LOS ANGELES--Leo Gordon, the burly rough-edged ex-con turned character actor who specialized in playing brutish bad guys in five decades of Westerns and TV shows, died at his home here Dec. 26, 2000. He was 78. MSTies may recall a brief but pivotal appearance in episode 615- KITTEN WITH A WHIP as the appropriately named Sgt. Enders, who wraps up the plot as the movie comes to a close. Gordon also was a screenwriter with more than a dozen films to his credit, ranging from 1966's "Tobruk" to the movie in episode 406- ATTACK OF THE GIANT LEECHES.
Born in Brooklyn on Dec. 2, 1922, he joined the Army in 1941, but chafed under military discipline and left the service after two years.
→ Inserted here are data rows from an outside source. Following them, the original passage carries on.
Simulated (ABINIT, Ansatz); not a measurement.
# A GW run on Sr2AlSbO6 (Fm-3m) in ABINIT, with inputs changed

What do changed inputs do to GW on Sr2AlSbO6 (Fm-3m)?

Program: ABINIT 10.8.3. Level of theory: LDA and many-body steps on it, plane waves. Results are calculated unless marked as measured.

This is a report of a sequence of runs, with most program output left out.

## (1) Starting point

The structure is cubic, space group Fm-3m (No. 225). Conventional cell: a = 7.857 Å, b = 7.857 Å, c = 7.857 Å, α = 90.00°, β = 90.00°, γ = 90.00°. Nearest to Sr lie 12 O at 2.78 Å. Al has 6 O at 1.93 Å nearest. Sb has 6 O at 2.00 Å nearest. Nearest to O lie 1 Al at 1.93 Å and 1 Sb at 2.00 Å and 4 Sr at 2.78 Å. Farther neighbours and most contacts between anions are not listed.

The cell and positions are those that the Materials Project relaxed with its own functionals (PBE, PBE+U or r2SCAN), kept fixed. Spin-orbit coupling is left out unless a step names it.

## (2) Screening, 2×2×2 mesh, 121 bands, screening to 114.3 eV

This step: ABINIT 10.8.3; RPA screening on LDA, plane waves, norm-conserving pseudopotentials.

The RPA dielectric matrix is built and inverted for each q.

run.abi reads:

He drifted to Southern California, into crime and eventually to a four-year stretch at San Quentin. After serving his time, he returned to New York and was working a construction job when he decided to use his military benefits to take acting classes. He attended the American Academy of Dramatic Arts, where he met his future wife, Lynn. They were married in 1950. Gordon went on to stage work and was discovered by a Hollywood agent in a Los Angeles production of "Darkness at Noon.'' Thus began a career that included about 70 films and dozens of TV shows, the 6-foot-2, 200-pound Gordon, making good use of his broad-shoulders and steely blue eyes to create many memorable characters. Director Don Siegel, who used Gordon in his prison film "Riot in Cell Block 11, " said that "Leo Gordon was the scariest man I have ever met. "Riot in Cell Block 11" was filmed at San Quentin and several of the guards remembered Gordon from his time there, when he was regarded as a troublemaker. Prison officials would not let Gordon enter and leave the prison with the other cast and crew members; he was only allowed to enter and exit by himself and was thoroughly searched each time. But Gordon was best known as a Western bad guy in series from 1953's "Hondo" to 1994's "Maverick." During the 1950s and 1960s, he seemed to make an appearance on virtually every Western TV show, from "Bonanza" to "Rin Tin Tin." For TV, he wrote about 50 scripts for shows such as "Bonanza'" and "Cheyenne," including 21 episodes of "Adam-12."
"Thank God for typecasting," he said in 1997 as he received the Golden Boot award for his Western screen work. He is survived by his daughter.